Finally got a few minutes to dredge the thread and do some proper replies... wow this thing moves fast!
@mnem / med6753 / bitseeker: taaaaaaaants!
@specmaster / @mnem: had a look at the T12. Looks like the tip went short and took the MOSFET with it. MOSFET shorted gate to drain now. Fixable at least! Not too happy about the failure mode. It had a 5A auto fuse in line with it but the MOSFET is clearly a faster fuse by far.
@mnementh: Lego Movie has to be one of the best films ever if you ask me. I may actually go and see Lego Movie 2 this week (on my own)
TAAAAAAAANTS!!! right back atcha dude! The "Battle cry of the TEA Republic"...!
Heh! Not EVEN CLOSE to 48 hours!
"Lego Movie" is quite possibly some of the best acerbic commentary on western culture (and/or the lack thereof) since Monty Python. Right up there with Gilliam and Adams. I watch it with my son whenever he'll let me.
LM II is one of our top candidates for "Family Movie Time" over spring break.
@tggzzz: on dune ... Dune cannot be compared to Farage. Talking of which, some nice Farage wallpaper here: https://imgur.com/a/GHVQ87Q
Successful in his previous expoits, so he has now moved on to similarly successful exploits on a larger state. Yes, I do mean "exploits"
But, yes, there is a direct comparison between Farrago and Dune-the-Movie-1984. OTOH, the first and third books were good, and the later miniseries was tolerable.

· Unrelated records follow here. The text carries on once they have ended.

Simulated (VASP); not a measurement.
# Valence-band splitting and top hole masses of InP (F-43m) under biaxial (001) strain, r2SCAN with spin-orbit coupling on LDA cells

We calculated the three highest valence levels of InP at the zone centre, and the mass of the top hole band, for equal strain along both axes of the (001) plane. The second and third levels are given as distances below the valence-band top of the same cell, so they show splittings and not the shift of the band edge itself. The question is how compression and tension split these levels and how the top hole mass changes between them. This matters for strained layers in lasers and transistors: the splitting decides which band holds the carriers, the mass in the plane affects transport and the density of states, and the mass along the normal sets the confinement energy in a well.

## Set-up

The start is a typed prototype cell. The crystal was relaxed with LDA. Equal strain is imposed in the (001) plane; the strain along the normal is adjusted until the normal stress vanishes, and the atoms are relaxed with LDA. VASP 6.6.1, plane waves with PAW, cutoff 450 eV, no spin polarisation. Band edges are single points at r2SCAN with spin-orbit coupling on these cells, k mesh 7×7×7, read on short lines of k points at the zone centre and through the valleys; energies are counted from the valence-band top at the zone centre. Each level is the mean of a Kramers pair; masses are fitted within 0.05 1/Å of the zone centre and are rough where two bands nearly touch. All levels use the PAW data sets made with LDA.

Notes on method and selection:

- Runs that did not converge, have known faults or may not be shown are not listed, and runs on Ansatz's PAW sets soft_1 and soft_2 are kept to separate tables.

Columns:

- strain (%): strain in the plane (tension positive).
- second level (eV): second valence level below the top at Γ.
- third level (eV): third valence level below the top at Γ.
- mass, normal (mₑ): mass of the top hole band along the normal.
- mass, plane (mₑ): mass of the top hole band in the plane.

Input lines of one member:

Speaking as a longtime fan of the original Scifi masterpiece, I saw 1984's
Dune as doomed from the outset. Trying to boil a story of that magnitude... with so many literal and literary worlds so tightly interwoven with such detail... down to a single 2 hour release was a failure of Hollywood itself, not the poor people given such a Herculean task. There were moments of true brilliance... but like Shymalan's "
Last Airbender", there wasn't time for much of any substance or storytelling, only a sequence of striking visuals and intense but brief scenes that would only make sense to someone who knew the original works intimately. I loved Stewart's Gurney Halleck. Loved Sting's manic Feyd. Even loved Brad Dourif's De Vries and Kenneth McMillin's sociopathic Harkonnen.
Dino De Laurentiis chose Lynch well; but unfortunately, they were up against
'80s Wall Street money people from pretty much day one. At first he thought he was doing a two parter... which he could see was a massive task but felt was possible. By the time Hollywood production was done with it, even he couldn't recognize it and he tried to take his name off it. The "Extended cuts" later sold as DVDs and aired on TV all credited Alan Smithee.
Dune is another of those stories like Tolkein's Fellowship Trilogy... a massive work, deserving... requiring... epic storytelling and moviemaking. The later miniseries with Hurt was the proof that Lynch was right; to tell this story needs the Peter Jackson epic series treatment and nothing less.
For those reasons, Lynch's
Dune is still one of my favorites... I see it as a flawed but brilliant work; one which was murdered by the money people.
mnem
*Huggles his 189 close* Nooooo! Back! Back you fiends! Back to the rabbithole depths that spawned you!!!